A Baltimore City government agency’s delays in submitting timely reimbursement requests to the U.S. Department of Housing and Urban Development may have cost the city more than $10 million.
It’s not clear how Baltimore could recoup those funds, which are designated for homeless services across the city. HUD and city officials declined to be interviewed for this story.
Representatives from The Mayor’s Office of Homeless Services, which helps provide shelter for people experiencing homelessness, said in an email that they worked on more than 30 projects related to homeless services with nonprofit providers in fiscal years 2020 and 2021 using federal funds from HUD. In fiscal year 2020, the federal housing department awarded the city $23.1 million for these projects; in 2021, it awarded $25 million.

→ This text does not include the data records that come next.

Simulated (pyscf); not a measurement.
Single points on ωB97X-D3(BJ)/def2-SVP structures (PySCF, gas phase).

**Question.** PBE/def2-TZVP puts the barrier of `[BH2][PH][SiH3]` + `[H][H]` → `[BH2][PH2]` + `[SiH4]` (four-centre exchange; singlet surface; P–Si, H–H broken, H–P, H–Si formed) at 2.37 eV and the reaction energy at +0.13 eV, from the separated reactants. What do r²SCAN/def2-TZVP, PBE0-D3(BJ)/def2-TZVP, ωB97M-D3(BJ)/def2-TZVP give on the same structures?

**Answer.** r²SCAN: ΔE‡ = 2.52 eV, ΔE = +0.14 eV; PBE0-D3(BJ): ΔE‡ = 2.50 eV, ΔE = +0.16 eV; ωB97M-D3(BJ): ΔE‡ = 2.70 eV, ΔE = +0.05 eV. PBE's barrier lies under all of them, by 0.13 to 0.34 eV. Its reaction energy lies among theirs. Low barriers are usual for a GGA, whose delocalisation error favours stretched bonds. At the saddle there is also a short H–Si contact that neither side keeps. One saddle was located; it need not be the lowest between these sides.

Facing high rates of staff turnover, mounting workloads and a far-reaching financial scandal perpetrated by one of its most frequently relied-upon partner organizations, the homeless services office fell behind on its payments to nonprofit service providers and began using city dollars instead of the designated HUD funds. The city counted on eventually getting reimbursed for the general funds from HUD, but “due to several administrative hurdles,” the homeless services office did not request the back payments on time, agency spokeswoman Kyana Underwood said.
The federal housing agency has specific rules for recipients handling this type of grant money. For example, grantees must submit all required reports to HUD no later than 90 days from the date of the end of the project’s grant term, HUD code states, and any “unused” grants funds will be “deobligated,” meaning canceled or adjusted by HUD. In 2022, the city used only $14.7 million of its $25.4 million award, according to sources with knowledge of the situation.
HUD representatives told The Baltimore Banner in a statement that the agency’s priority is the well-being of those receiving services, but offered no other information on the matter. And Underwood said an investigation into the situation and a resolution is ongoing.
“Our partnership [with HUD] and commitment to making homelessness rare, brief, and nonrecurring in Baltimore City remains strong,” she said in a statement. “Services for the communities and individuals that MOHS works with will not be interrupted or impacted.” She added that the fiscal year 2022 award increased by $1.3 million from the previous year’s award.
The Mayor’s Office of Homeless Service applies each year for competitive grant funding from HUD to finance projects related to homeless services. Typically, funding is assigned based on need and how well recipients — in this case the Mayor’s Office of Homeless Services — complied with the rules, spent the money and delivered services during the previous year. The homeless services office typically spends most of the funding on permanent supportive housing services, according to the city’s website, which pairs housing subsidies with social services to keep people sheltered long-term.
To help execute the work, the city relies on dozens of nonprofit partners to provide both housing and counseling services. Problems with paying partner organizations on time have been well documented, with one 2022 report by the Abell Foundation finding that only 1 out of 115 federal housing grants surveyed in the study was approved on or before the date work was scheduled to begin. Typically, small organizations dipped into their own coffers, the report found, and the problems have led to “fewer and more strained partnerships” overall.
The money nonprofits receive for housing and counseling services often trickles down to property owners and managers who house tenants paying little or no rent; the rest is typically subsidized by HUD. Money for rent payments is supposed to flow from the city into the nonprofits, who then make payments to their partners for items such as rent, utilities and other social services.
Landlord Andrea Campo has one tenant who receives a housing subsidy from Community Housing Associates, a Baltimore nonprofit that provides affordable housing access and resources. Campo has housed the tenant for 12 years and grew accustomed to monthlong payment delays, she said.
But starting in 2021, Campo said the delays became longer and longer. She is owed at least three months’ rent this year, she said, and last year had a six-month payment gap.
“Small landlords in this city are running,” she said. “We’re being driven out of the city.”
Another property owner, Denise Uhrin, said she’s owed as much as $21,000 in rent payments for one tenant.
“I just want to get paid,” Uhrin said, adding that even when reimbursements trickle in, they rarely cover the full balance owed. “I’ve started selling some of my properties. In Baltimore City, it’s been way more challenging year to year.”
Underwood, from the homeless services office, said the city is working with HUD to secure reimbursement and is “exploring all options” but did not elaborate on what those options could be. And HUD officials would not say if future funding awards would be affected by the city’s lateness.